In a second half that was whizzing past like a blur, two goals within a quarter of an hour by the intelligent, peppy Dutch No. 10 derailed the Brazilian freight-train that had threatened to mow down everything in its path at the World Cup here. The Brazilians are now headed home, while coach Dunga, who controversially substituted beauty for efficiency and snubbed Ronaldinho, has almost certainly reached the end of his tenure. Asked about his future, he tersely told reporters, "We knew when I started that I would be here for four years."
Dunga had taken over after Brazil crashed out in the quarterfinals of the 2006 World Cup, and surely expected to improve on that showing here. But Sneijder had other plans. Fifty minutes into the game, a goal down and the Brazilians all over the Dutchmen, the Inter Milan playmaker showed great intuition - schooled no doubt from the Milan club training sessions - when he floated a harmless ball long into a crowded Brazilian area.

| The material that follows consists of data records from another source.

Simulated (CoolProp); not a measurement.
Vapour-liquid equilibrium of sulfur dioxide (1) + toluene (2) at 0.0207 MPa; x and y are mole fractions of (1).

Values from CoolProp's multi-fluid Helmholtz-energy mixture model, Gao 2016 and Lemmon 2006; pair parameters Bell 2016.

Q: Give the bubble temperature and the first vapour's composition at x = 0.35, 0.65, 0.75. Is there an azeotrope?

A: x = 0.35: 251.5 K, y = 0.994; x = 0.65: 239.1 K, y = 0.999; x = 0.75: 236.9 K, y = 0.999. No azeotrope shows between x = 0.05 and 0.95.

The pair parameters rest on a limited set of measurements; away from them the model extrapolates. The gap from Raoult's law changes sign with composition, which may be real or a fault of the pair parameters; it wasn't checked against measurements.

It was not the Jabulani that wobbled in the air this time, it was Brazil's cocky-looking Julio Cesar, the least busy man in all of the southern hemisphere these past three weeks. Sneijder's club colleague panicked, came off his line early and was blinded by an equally enthusiastic Felipe Melo, who came in his path, and the ball nestled into the net. One-all. Game on! The Dutch had seized the initiative, and never gave it back.
A quarter of an hour after he had provided Sneijder with the opportunity, Arjen Robben again emerged from under the skin of the Brazilians for a brief instant. His record-high irritability index intact, this time he saw his corner flicked on by the head of the tireless, but that most un-Oranje of Dutchmen, Dirk Kuyt. The ball flew past the raised heads of Juan, Lucio and Maicon, who were so tutored in the game of the plain pattern that they marked Van Bommel and Andre Ooijer, the tall Dutchmen, and forgot to mark this little ferret running around their legs. A neat header in and suddenly, it was such an uphill battle for Dunga's Brazilians.
Had he prepared his team for such a situation in which they were down and fighting their way up, the Brazilian coach was asked later. "We never prepare our teams to lose," was his terse reply. But the truth was that in going forward all the time, it is possible that Dunga's Brazil did not know how to come back. And football at the highest level demands that of you. Their famed composure suddenly looked so fragile when Sneijder led the assault upon Mt Brazil here. Their misery was compounded when, with 10 minutes to go, Felipe Melo, him of the wafer-thin temperament, stomped on Robben's leg after the ball had passed them by.
Did Robben ask for it? His endless needling of the Brazilians was going to reach flashpoint, but like guile in football does to you, it was Brazil that fell for it. "Go and see what Felipe Melo has done to Robben's leg," the Netherlands' normally unflappable coach Bert Van Marwijk told a journalist later. "Brazil should be ashamed of it," he added. How different the story was only 45 minutes ago. Van Marwijk himself admitted that a mere 1-0 at the culmination of a 45-minute Brazilian onslaught gave them hope. Else, the story could have been so different.
Brazil, in their away Blue, donned also the attacking idea of their famed rivals, surprising many. Outraged at this impostor-act, the Orange-men led by Sneijder set about teaching the South Americans a lesson and wrested the game away from them. In this see-saw battle, Robin van Persie and Robben were profligate, an extravagance the Brazilians would certainly punish.
They did, though a goal was a result of a strange Dutch disjointedness, and a defensive error by John Heitinga who stopped chasing Robinho when he watched Robben was on his heels. When his ball tore through the Dutch fabric and found Robinho, it was the last contribution by Melo in the clash. The Dutch reply was credited to him and then came the card against Robben.
But, it could have been so different.
Kaka showed he had the muscle and the stomach for a fight, when he fought off the advances off Nigel De Jong and Mark van Bommel. Once he had the lumbering Dutchmen out of the way, he grew in strength, taking control of the midfield and the onus of creativity from Sneijder, his opposite No 10, to put up a show of their vintage game. Just before the break, Dani Alves almost did a Pele from 1970 when he set up the locomotive-like Maicon without looking up. The thunderous shot by the Brazilian right back was narrowly out.
But it was the flying save by Maarten Stekelenburg half an hour in the game to a Kaka lob that was to prove the turning point as far as the Dutch were concerned.